Binance Announces Project Venus: Regional Stablecoins Tied to Local Currencies
Facebook’s (NASDAQ:FB) Libra has some competition, as the world’s biggest cryptocurrency exchange, Binance, has revealed a new blockchain project called “Venus” that aims to create regional stablecoins collateralized by local fiat currency.
Binance says Venus will use Binance Chain, its public blockchain technology, “to empower developed and developing countries to spur new currencies.”
In a blog post, Binance describes the project as an “initiative to develop localized stablecoins and digital assets pegged to fiat currencies across the globe.” Binance says it is actively looking to engage governments as stakeholders in this project, in contrast to Facebook’s Libra, which has received a chilly reception from governments around the world.
“Binance welcomes additional government partners, companies and organizations with a strong interest and influence on a global scale to collaborate with us to build a new open alliance and sustainable community,” Binance said in a statement.

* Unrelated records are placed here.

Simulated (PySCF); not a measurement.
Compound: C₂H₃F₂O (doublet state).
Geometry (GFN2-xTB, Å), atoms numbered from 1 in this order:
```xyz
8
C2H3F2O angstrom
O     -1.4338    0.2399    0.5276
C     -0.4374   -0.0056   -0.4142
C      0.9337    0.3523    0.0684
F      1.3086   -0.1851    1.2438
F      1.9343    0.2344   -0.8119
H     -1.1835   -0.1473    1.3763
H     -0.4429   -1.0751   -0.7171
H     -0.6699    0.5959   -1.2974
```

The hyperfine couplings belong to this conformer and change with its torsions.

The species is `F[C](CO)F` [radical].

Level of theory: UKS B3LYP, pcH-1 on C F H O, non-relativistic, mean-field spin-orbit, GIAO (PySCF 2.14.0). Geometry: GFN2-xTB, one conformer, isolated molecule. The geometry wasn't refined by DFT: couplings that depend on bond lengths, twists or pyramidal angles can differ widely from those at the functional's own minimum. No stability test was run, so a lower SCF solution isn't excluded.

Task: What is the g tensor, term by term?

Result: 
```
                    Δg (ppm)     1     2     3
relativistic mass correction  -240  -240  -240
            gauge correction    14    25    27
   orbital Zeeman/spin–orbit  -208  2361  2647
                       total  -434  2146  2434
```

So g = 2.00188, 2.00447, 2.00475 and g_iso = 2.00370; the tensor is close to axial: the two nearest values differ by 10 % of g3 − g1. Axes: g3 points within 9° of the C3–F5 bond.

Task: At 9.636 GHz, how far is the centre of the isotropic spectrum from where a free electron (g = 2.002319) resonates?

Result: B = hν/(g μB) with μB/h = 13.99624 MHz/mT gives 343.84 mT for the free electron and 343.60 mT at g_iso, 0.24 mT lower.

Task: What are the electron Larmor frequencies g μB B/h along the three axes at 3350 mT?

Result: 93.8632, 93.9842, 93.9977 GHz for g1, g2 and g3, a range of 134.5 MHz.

Why Do We Need Stablecoins?
Stablecoins are an important part of the cryptocurrency ecosystem as they bring stability to an otherwise turbulent market. Bitcoin is notorious for its wild bull and bear markets, with the price known to fluctuate an enormous amount over the course of a day. This volatility chasm, stops Bitcoin from being a Medium of Exchange and Unit of Account; settlement of a deal is going to be tough when the value of the Medium of Exchange swings wildly. This is why for the few deals that are settled in Bitcoin, the price almost always referred to in Dollars and not Satoshis.
Thus, enter the stablecoin. By pegging the value of the coin to a stable asset — mostly USD — this provides an effective on-ramp, hedge, or exit ramp for traders looking to exchange their fiat and crypto. This is why Tether, which is the leading stablecoin pegged to the USD, has some of the highest — if not the highest — trading volume on the market.
Although stablecoins are only in their infancy the future use cases for them would likely be international payment settlement, to international remittances.
Why This is Important: Stablecoins, Venus, and the Almighty Dollar
To date, the majority of stablecoins, including Facebook’s Libra, are pegged to the US Dollar. The most liquid crypto-fiat currency pairs involve the US Dollar. While this might make sense considering that the USD is the world’s reserve currency, there is interest around the world in applying the concept of a stablecoin to currencies other than the USD, as the fear is if stablecoins are successful, and prove useful to the world, having the majority of them pegged to the USD would only further the currency’s hegemony.
This is why China’s central bank, the People’s Bank of China, is actively working on an RMB-backed stablecoin:
“If [Libra] is widely used for payments — cross-border payments in particular — would it be able to function like money and accordingly have a large influence on monetary policy, financial stability, and the international monetary system?” Wang Xin, director of the PBoC Research Bureau, is quoted as saying. “If the digital currency is closely associated with the US Dollar, it could create a scenario under which sovereign currencies would coexist with US Dollar-centric digital currencies. But there would be in essence one boss, that is the US Dollar and the United States. If so, it would bring a series of economic, financial and even international political consequences.”
China sees the potential of stablecoins as a way the USD only tightens its grasp on the world economy, hence its efforts to develop an RMB-backed stablecoin to help further internationalize the RMB.
Binance senses an opportunity to help strengthen regional currencies. Secondary currencies, such as the Thai Baht, Korean Won, Turkish Lira, will have more international clout as the USD will no longer need to be the default currency for international transactions.
Binance has yet to provide a timeline or release date for this project.